I decided to write this post in coordination with the release of my novel, The Waiting Room, partly because reviewing Emma Holt’s edits forced my head back to Cambodia, and partly because, for those of you who have already read the novel, I thought a discussion about setting in the story might be interesting.
Not all good erotica requires intricate settings. I have read extremely good erotic fiction that only just grazed over the issue of where the story was taking place. Erotica is really about characters and what they do to each other, both physically and mentally. However, for me, setting is incredibly important; in essence, it is the first thing I have decided upon when I start hatching a tale in my mind.
I may write about people I don’t know, in situations I haven’t been in, doing things to each other that I haven’t done, but of all the stories I’ve penned, only two are set in places I don’t know well: Gaijin (I’ve been to Tokyo, but did not spend any significant time there) and Tales of the Mumbai Coven (partially set in Mumbai – I’ve only ever been to the airport).

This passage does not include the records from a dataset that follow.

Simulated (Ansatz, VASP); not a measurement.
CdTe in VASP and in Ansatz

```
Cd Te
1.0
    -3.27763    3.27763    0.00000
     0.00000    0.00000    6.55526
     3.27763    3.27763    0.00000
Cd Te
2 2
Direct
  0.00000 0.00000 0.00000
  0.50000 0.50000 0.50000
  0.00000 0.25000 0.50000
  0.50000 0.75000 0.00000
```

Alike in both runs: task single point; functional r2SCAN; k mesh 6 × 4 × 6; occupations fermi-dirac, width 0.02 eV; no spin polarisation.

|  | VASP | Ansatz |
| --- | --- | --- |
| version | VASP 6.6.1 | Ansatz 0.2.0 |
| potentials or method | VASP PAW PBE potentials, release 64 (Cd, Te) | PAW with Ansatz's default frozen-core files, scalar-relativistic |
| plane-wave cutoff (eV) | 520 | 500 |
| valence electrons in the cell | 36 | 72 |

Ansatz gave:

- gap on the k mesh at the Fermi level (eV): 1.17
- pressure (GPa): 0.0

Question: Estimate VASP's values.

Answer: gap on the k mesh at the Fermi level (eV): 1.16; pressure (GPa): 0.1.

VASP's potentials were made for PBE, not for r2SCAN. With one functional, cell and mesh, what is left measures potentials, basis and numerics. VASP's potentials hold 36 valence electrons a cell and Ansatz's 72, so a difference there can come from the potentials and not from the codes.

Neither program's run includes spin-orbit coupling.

For me, being familiar with a setting is an important grounding. It forms the environment in which my characters are either tempted or pressured into behaving in ways they might not normally behave. And just like environment forces mutations in evolutionary terms, so the setting provides impetus for my characters to change. Very often, it is the setting that pushes them together and causes friction between them.
I set The Waiting Room in Cambodia because of all the places I have ever stayed for any considerable length of time it is by far the most tragic. The ruined temple complex of Angkor speaks of the glories of the Khmer Empire. I’ve seen it utterly deserted at sunrise when nothing stirs but the rats and the ghosts of Buddhist monks, chanting their morning sutras.
“I saw her first at the temples, you know, in Angkor. She was oblivious to everything but the architecture. In fact, it was her intense focus that caught my eye; she could have been utterly alone. She stood there, thin and willowy, in an awful, shabby cotton dress; it was far too big for her. She was so beautiful, Marcus, you can’t imagine.”
It sits almost at the edge of one of the world’s largest freshwater lakes, the Tonle Sap, which in the dry season shrinks to less that a few hundred kilometers squared and only a meter deep. In the wet season, when the Mekong eerily reverses its flow, it swells to over 16,000 square kilometers. It is a place of strange miracles.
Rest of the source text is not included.